DeepLearningFlappyBird
DeepLearningFlappyBird copied to clipboard
question on freezing target nework
Hi @yenchenlin1994 , love your implementation! I went through your code and I can't seem to find where you've frozen the target network? Unless Im missing something in my excess-caffeine induced brain fade,you continue to update the target every batch? Wouldn't that hurt your convergence rate badly?
Hello, Yeah you are right. Actually I got a reimplemented version. Will submit soon! On Wed, Apr 20, 2016 at 17:46 Code-Deep-Blue [email protected] wrote:
Hi @yenchenlin1994 https://github.com/yenchenlin1994 , love your implementation! I went through your code and I can't seem to find where you've frozen the target network? Unless Im missing something in my excess-caffeine induced brain fade,you continue to update the target every batch? Wouldn't that hurt your convergence rate badly?
— You are receiving this because you were mentioned. Reply to this email directly or view it on GitHub https://github.com/yenchenlin1994/DeepLearningFlappyBird/issues/15
Hi again, i'm trying to reproduce the results on keras and have trained for ~400,000 steps and the bird is unable to cross the first pipe consistently. My loss is low though (~ 0.2) and Q-values are in the range of [0,8]. How long did it take for you before it actually started working i.e. cross the first pipe consistently?
I can't remember the exactly number of iterations, but it's no more than ~1000,000 steps
Still cannot find freezing target network in current version's code. It's really no effect?
@hashbangCoder I meet the same question that the silly bird keeps top of the screen.....Did you fix it?
I also couldn't find freezing target network code. But thanks for your code. It's helpful for me.
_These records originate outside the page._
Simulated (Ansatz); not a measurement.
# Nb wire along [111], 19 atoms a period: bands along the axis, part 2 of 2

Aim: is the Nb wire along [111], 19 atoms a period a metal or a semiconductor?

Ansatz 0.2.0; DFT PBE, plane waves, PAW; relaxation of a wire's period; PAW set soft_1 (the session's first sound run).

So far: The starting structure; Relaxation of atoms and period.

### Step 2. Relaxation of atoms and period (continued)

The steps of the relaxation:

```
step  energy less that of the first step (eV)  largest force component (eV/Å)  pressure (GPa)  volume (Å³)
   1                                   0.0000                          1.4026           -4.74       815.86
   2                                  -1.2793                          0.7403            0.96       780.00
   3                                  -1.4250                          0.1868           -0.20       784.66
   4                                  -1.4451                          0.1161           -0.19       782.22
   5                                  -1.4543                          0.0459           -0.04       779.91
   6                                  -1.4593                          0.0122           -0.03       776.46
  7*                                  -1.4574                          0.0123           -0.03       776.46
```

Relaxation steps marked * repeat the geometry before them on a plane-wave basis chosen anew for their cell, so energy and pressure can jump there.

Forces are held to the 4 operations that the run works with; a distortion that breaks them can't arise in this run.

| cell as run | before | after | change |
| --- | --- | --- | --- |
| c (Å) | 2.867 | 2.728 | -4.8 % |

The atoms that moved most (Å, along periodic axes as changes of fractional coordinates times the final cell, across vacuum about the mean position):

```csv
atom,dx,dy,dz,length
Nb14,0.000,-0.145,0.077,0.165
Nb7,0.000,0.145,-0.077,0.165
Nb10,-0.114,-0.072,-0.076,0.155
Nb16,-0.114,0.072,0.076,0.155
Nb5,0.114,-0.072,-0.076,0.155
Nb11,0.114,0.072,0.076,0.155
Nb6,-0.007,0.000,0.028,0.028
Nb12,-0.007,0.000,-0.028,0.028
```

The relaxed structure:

I write a version base on this repo with freezing target network.FlappyBird_DQN_with_target_network
Here is another repo with target network. https://github.com/patrick-12sigma/DRL_FlappyBird
I made target network an option. You can turn it on and off and experiment to see how much it affects the convergence of training.
I refactored the network into a class, and added some logging functionalities to track the training process. I also borrowed the human play function from @initial-h. Thanks!